Q&A with Enid Rey
Q: What excites you most about this new chapter in your life?
ER: I’m most excited to see the joy in the faces of our young people; that brings me to life. When not only I can see their potential, but when our youth discover it themselves, it is incredibly powerful and inspiring.
Q: What is the most important attribute that you bring to your position as CEO of OPP?
ER: I think the most important personal attribute I bring to CEO of OPP is a deep commitment to the population of the youth and their families that we serve. I have been a leader in the field of working with youth, children, and families in various capacities. I bring to OPP legal expertise, extensive youth development experience, non-profit experience, and especially experience in this community, because I live here.
Q: What drew you to OPP?
ER: OPP has always been an innovator in Hartford and the surrounding regions. OPP has this way of solving seemingly unsolvable problems, finding solutions to obstacles that are creative while also revolutionizing young people’s lives, as well as our greater community. OPP has consistently been generating new opportunities for empowering our young people, and I am excited to be a part of that process.

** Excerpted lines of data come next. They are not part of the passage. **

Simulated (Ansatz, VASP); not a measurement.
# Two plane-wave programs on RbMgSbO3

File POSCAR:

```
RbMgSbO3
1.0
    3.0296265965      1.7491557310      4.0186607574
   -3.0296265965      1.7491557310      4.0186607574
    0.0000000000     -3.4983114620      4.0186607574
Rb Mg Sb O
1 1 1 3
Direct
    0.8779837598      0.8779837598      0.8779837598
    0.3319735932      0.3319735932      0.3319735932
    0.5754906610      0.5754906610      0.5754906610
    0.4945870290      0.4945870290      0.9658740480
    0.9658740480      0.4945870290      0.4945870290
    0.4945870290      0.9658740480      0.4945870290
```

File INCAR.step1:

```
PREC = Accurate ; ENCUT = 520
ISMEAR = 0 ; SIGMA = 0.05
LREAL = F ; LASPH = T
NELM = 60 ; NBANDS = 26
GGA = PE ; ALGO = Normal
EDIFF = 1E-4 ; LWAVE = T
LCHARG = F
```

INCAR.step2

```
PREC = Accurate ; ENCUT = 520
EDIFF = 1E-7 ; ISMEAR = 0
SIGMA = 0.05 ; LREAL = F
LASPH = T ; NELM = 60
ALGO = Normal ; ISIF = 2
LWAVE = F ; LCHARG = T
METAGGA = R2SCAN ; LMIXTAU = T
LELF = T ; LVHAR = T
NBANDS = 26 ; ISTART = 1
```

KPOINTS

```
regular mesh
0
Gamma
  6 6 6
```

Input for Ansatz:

Q: When you were 14-24 years old, what did you want to be when you grew up?
ER: I knew when I was 8 years old that I was going to be a lawyer. The challenge was that other people in school and in my community did not see me in that role. And so then at 14, I had the experience of a guidance counselor telling me that I would just be a Puerto Rican girl with 5 different kids from 5 different baby daddies and did not have the “potential” to make it in college. Then when I applied to and was admitted to Mount Holyoke College, he said ‘What’s a girl like you going to do at Mount Holyoke? There are no Puerto Ricans at Mount Holyoke.’ And he was right, there weren’t many of us. Looking back now the challenge for me was that I had a vision for myself that other people did not see, would not support nor ascribe to. People often have a perception of who you are supposed to be and it’s really hard for many of us to untangle that projection from our own visions for ourselves. I believe this happens frequently to our young people. Often, our youth don’t have the people, the financial wherewithal, the safety rails to always support them. And when they fall, they don’t get picked up or supported—they literally fall off a cliff and what is a minor mistake for others becomes a life changing, life altering situation. Just being in the wrong place at the wrong time can alter your entire life. These are the issues and experiences that really motivate me in this work. That’s why I came to OPP! Because I know how people perceive our youth. Mostly, they see them full of problems—I see them as full of PROMISE. There is a big difference between those two vantage points.
Q: If you had one free hour of the day, how would you use it?
ER: I would spend it with our youth. I think it’s important to ground yourself in why you are doing the work that you are doing. It energizes me when I hear their stories, their challenges. It makes me want to work harder, as if they are my own children.
Q: How do you measure the impact of your work?
ER: I think our work at OPP is measured in two ways, through “customer” satisfaction and community satisfaction. When we boil it down, did our people at OPP treat you well, and did our work at OPP help with the issue you came to us with. In the much broader sense, are we helping the community grow by developing a new generation of upstanding citizens who are well rounded and want to contribute.
Q: Who inspires you?
ER: The youth, both the ones that live in my house and those that I encounter in the community. What inspires me about them is their perseverance, their persistence in the face of some of the challenging road blocks in front of them. Their passion and compassion is inspiring to me. My first day at OPP was so inspiring because I was able to sit in front of a panel of our youth; I got to hear their journey; I was able to learn their stories. I heard what it took to go through those obstacles, and how OPP helped. What a way to launch my tenure here at OPP!